Importing data that may take 10-15 minutes to process, what are my options in Rails?

94 views Asked by At

I have a Rails application that displays thousands of products. The products are loaded from product feeds, so the source may be a large XML file or web service API calls.

I want to be able to re-use my models in my existing rails application in my import process.

What are my options in importing data into my Rails application?

  1. I could use sidekiq to fire off rake tasks, but not sure if sidekiq is suitable for tasks that take 10+ minutes to run? Most use cases that I have seen is for sending of emails and other similiar light tasks

  2. I could create maybe a stand-alone ruby script, but not sure how I could re-use my Rails models if I go this route.

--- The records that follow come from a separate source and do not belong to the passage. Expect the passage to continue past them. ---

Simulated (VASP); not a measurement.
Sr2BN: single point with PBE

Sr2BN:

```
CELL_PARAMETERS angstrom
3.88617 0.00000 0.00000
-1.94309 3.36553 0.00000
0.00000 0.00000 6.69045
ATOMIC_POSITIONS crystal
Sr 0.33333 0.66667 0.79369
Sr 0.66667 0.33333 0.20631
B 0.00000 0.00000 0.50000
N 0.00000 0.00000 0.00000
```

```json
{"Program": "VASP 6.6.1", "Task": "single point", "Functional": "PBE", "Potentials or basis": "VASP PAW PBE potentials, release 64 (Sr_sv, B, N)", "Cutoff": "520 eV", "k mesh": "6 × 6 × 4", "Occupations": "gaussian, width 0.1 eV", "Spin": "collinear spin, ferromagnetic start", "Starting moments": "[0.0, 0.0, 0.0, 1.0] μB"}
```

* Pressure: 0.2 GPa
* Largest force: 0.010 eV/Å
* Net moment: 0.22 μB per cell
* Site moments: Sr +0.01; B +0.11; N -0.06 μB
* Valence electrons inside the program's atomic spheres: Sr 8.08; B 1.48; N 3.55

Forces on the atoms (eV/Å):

Update My total product could is around 30-50K items.

1

There are 1 answers

1
Philip Hallstrom On

Sidekiq would be a great option for this as others have mentioned. 10+ minutes isn't unreasonable as long as you understand that if you restart your sidekiq process mid run that job will be stopped as well.

The concern I have is if you are importing 50K items and you have a failure near the beginning you'll never get to the last ones. I would suggest looking at your import routine and seeing if you can break it up into smaller components. Something like this:

  • Start sidekiq import job.
  • First thing job does is reschedule itself N hours later.
  • Fetch data from API/XML.
  • For each record in that result schedule a "import this specific data" job with the data as an argument.
  • Done.

The key is the second to last step. By doing it this way your primary job has a much better chance of succeeding as all it is doing is reading API/XML and scheduling 50K more jobs. Each of those can run individually and if a single one fails it won't affect the others.

The other thing to remember is that unless you configure it not to Sidekiq will rerun failed jobs. So make sure that "import specific data" job can be run multiple times and still do the right thing.

I have a very similar setup that has worked well for me for two years.